A proportionate response (1 of 2)

April 14, 2011

Michael Pinto-Duschinsky needs to get a sense of proportion about conflicts of interest (Letters, 7 April). If I had recently applied for, or were currently in receipt of a grant from the Toepfer Foundation, then there might be a conflict of interest if I were asked to advise on allegations that it was covering up a supposed Nazi past, because I might be influenced by the desire to obtain, or keep, the grant. But to suppose that I would be influenced by the fact that I had a scholarship from the foundation 40 years ago is preposterous.

At its first meeting, the subcommittee set up by the University of Oxford to consider Pinto-Duschinsky's allegations offered to replace me with an expert historian from another university; Pinto-Duschinsky turned this offer down. He never asked for my resignation or that of any of the subcommittee's members. On 28 February 2010, he acknowledged to its chair that "the members of your subcommittee...are pre-eminent in their fields" - in short, declared himself satisfied with its composition. In his Standpoint article, he raised no objection to the subcommittee.

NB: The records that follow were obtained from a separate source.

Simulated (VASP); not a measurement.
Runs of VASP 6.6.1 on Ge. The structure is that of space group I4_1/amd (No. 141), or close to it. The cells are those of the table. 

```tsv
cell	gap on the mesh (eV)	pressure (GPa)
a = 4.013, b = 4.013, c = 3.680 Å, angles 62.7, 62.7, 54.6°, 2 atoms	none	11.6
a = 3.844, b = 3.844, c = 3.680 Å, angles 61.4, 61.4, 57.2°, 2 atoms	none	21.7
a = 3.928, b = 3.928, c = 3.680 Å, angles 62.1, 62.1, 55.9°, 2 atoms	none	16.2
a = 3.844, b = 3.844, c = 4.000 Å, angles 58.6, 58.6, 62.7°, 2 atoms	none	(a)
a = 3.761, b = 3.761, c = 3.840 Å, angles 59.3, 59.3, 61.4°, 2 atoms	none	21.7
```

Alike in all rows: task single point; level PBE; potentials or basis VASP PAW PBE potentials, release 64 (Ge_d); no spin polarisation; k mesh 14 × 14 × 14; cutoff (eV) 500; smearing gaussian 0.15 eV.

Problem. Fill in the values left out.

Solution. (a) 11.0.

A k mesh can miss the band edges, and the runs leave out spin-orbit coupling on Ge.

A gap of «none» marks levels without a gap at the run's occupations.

His refusal to appear at a meeting of the subcommittee was not because he did not trust it but because the director of the Toepfer Foundation would also be present. The subcommittee rightly considered that to deny the foundation the chance to respond to Pinto-Duschinsky's allegations would violate natural justice. The meeting went ahead. Pinto-Duschinsky raised objections to the subcommittee's composition only at the end of the review process, when he realised that it would not report in his favour.

His claim that the Hanseatic scholarships were funded by "tainted money" and his refusal despite all the evidence to accept that the foundation has acknowledged its "problematic provenance" (as Standpoint put it) make the conclusion inevitable that he wants them discontinued.

On one point only he is right: I did indeed misremember a conversation in 1970 with Hans-Joachim Riecke, who was not, as I had supposed, a war criminal; of course, this makes Toepfer's employment of Riecke somewhat less reprehensible than I had thought.